Spanish trials and enduro manufacturer has failed in its bid to renegotiate its huge debt, and will now go into liquidation.
Gas Gas announced the move in a media release, and said that despite "valiant efforts" to reach a resolution to its huge debt impasse and continue operations, the mission proved to be a bridge too far, with liquidation the only alternative.
The statement continued: "The current management team, the receivers and the council representatives of all employees are working full throttle to collect all of the necessary information to begin the process of selling the factory and to close the subsequent sale process with potential buyers in the fastest way possible.
"The target set by the sale of the production unit is to be able to reactivate the Gas Gas Motos factory in a way that allows us to produce our motorcycles, both enduro and trial, and ensure a solid and sustainable long-term viability of the company.
"During this stage of the sale process of the production unit, we at Gas Gas will make our utmost efforts to ensure the level of service in the areas of spare parts as well as in the aftersales department in order to avoid penalizing our customers during this period.
"From Gas Gas, we convey our sincere thanks for your support during these months and wish to convey our total conviction on the feasibility of satisfactory results during the production unit sale process."

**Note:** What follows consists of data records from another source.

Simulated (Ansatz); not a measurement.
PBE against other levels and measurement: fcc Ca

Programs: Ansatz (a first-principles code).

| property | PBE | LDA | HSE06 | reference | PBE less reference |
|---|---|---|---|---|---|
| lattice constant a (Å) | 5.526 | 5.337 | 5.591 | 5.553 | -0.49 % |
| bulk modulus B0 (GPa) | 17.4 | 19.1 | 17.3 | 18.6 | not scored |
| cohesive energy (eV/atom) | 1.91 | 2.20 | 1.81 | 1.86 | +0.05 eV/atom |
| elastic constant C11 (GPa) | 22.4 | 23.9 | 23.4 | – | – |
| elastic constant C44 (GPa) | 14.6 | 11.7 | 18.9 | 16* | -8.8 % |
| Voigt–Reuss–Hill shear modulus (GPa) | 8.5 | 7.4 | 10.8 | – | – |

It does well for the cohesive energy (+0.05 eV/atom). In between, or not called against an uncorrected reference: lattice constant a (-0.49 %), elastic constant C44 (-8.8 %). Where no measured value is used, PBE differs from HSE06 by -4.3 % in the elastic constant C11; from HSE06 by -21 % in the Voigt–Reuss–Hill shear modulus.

In February 2015, Gas Gas chairman Yariv Gilat said the entire Gas Gas 'ecosystem' (suppliers, importers and dealers) was facing a lot of difficulties "and have shown a lot of patience and support".
Accordion to Spanish media, Gas Gas requires 24 million Euros ($35.3 million) to right the ship. As one media organisation quipped, that's not a lot of money for wealthy investors, but definitely not beer money for Gas Gas.